Overview
Pixtral 12B was Mistral AI's first multimodal (vision-language) model, announced on 17 September 2024. It pairs a 12-billion-parameter text decoder, built on Mistral NeMo, with a 400-million-parameter vision encoder that Mistral trained from scratch. The combined model reads interleaved images and text in a single 128K-token context window and is released under the permissive Apache 2.0 license with the weights published on Hugging Face as pixtral-12b-2409.
Architecturally, Pixtral 12B was notable for ingesting images at their native resolution and aspect ratio rather than forcing every image into a fixed square. It uses RoPE-2D position encodings in the vision encoder and a 16×16 patch size, so the number of tokens spent on an image scales with the image, and a prompt can contain any number of images. This made it well suited to documents, charts, diagrams, and natural photos in the same conversation.

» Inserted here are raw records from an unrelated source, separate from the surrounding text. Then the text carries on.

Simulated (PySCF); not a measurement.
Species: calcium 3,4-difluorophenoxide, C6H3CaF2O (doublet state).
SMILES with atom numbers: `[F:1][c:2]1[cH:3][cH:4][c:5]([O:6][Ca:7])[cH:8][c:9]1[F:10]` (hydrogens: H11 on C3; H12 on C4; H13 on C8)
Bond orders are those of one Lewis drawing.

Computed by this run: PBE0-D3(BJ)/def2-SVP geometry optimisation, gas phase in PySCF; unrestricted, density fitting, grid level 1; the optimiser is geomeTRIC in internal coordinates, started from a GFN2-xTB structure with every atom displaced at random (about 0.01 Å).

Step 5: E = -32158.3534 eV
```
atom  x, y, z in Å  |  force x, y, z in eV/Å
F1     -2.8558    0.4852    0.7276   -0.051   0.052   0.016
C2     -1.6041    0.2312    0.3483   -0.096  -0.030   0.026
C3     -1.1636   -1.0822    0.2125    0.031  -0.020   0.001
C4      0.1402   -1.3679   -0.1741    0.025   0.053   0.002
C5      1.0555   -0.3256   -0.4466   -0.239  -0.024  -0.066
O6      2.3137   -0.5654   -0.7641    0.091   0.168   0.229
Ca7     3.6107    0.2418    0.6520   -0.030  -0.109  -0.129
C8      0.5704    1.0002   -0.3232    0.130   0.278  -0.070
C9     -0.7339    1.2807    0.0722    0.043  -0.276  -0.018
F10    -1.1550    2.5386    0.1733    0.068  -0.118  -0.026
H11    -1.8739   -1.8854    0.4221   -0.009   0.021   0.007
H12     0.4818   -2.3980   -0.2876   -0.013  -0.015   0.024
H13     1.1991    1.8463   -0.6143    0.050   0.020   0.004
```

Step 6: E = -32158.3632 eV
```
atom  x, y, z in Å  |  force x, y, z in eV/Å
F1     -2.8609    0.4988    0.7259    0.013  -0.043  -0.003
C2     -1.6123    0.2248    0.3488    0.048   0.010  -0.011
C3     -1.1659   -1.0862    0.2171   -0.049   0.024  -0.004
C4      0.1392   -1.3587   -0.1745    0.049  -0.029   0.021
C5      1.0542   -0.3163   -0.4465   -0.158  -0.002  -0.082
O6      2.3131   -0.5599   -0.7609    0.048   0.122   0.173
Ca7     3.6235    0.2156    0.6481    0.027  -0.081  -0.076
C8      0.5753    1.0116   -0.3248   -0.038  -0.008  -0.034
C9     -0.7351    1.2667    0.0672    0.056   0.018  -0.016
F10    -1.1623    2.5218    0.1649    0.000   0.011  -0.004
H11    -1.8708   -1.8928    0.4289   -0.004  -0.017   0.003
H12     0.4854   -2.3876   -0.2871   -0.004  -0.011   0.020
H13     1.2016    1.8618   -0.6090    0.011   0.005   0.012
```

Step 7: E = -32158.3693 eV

Mistral offered Pixtral 12B through its La Plateforme API (model id pixtral-12b-2409) and made it freely usable in the Le Chat web app at launch. Mistral has since deprecated the model: it was moved to the legacy list with a 2 December 2025 deprecation and 31 December 2025 API retirement, with Ministral 3 14B named as the recommended replacement. Because the weights are Apache 2.0, the model can still be downloaded and self-hosted via vLLM or mistral-inference.
| Released | 2024-09-17 |
|---|---|
| License | Apache 2.0 |
| Weights | Open weights |
| Parameters | ~12B decoder + ~400M vision encoder (~12.4B total) |
| Context | 128K tokens (131,072) |
| Max output | Not separately published by Mistral |
| Architecture | Decoder-only transformer (12B, based on Mistral NeMo) paired with a 400M-parameter vision encoder trained from scratch. The decoder has 40 layers, hidden dimension 14,336, 32 attention heads, 8 key-value heads (GQA), head dimension 128, and a 131,072-token vocabulary. The vision encoder has 24 layers, hidden dimension 4,096, 16 heads, a 16×16 patch size, and uses RoPE-2D position encodings so it can ingest images at their native resolution and aspect ratio. Image and text tokens are interleaved in a single 128K context, allowing any number of images per prompt. |
| Knowledge cutoff | Not officially published by Mistral |
| Modalities | text, image |
| Status | Deprecated. Mistral marked pixtral-12b-2409 as a legacy model (deprecated 2 Dec 2025, API retirement 31 Dec 2025) and recommends Ministral 3 14B as the successor. The open weights remain downloadable on Hugging Face under Apache 2.0. |
Benchmarks
- MMMU52%
- MathVista58.3%
- ChartQA81.8%
- DocVQA (ANLS)90.7%
- VQAv278.6%
- MMLU (5-shot, text)69.2%
- HumanEval (text)72%
- MATH (text)48.1%
Scores on a 0–100 scale (25-point gridlines); higher is better. Each benchmark links to its published source.
Pricing
| Input | $0.15 / 1M tokens per 1M tokens |
|---|---|
| Output | $0.15 / 1M tokens per 1M tokens |
Published API price at the September 2024 launch on La Plateforme; the model was also free to use in Le Chat. Pricing no longer applies after the 31 Dec 2025 API retirement; self-hosting the Apache 2.0 weights is free.
Strengths
- Open Apache 2.0 weights — free to download, fine-tune, and self-host with no usage restrictions
- Native variable-resolution image handling (RoPE-2D), so charts, documents and high-res images keep their detail
- Strong document and chart understanding for its size (DocVQA 90.7, ChartQA 81.8)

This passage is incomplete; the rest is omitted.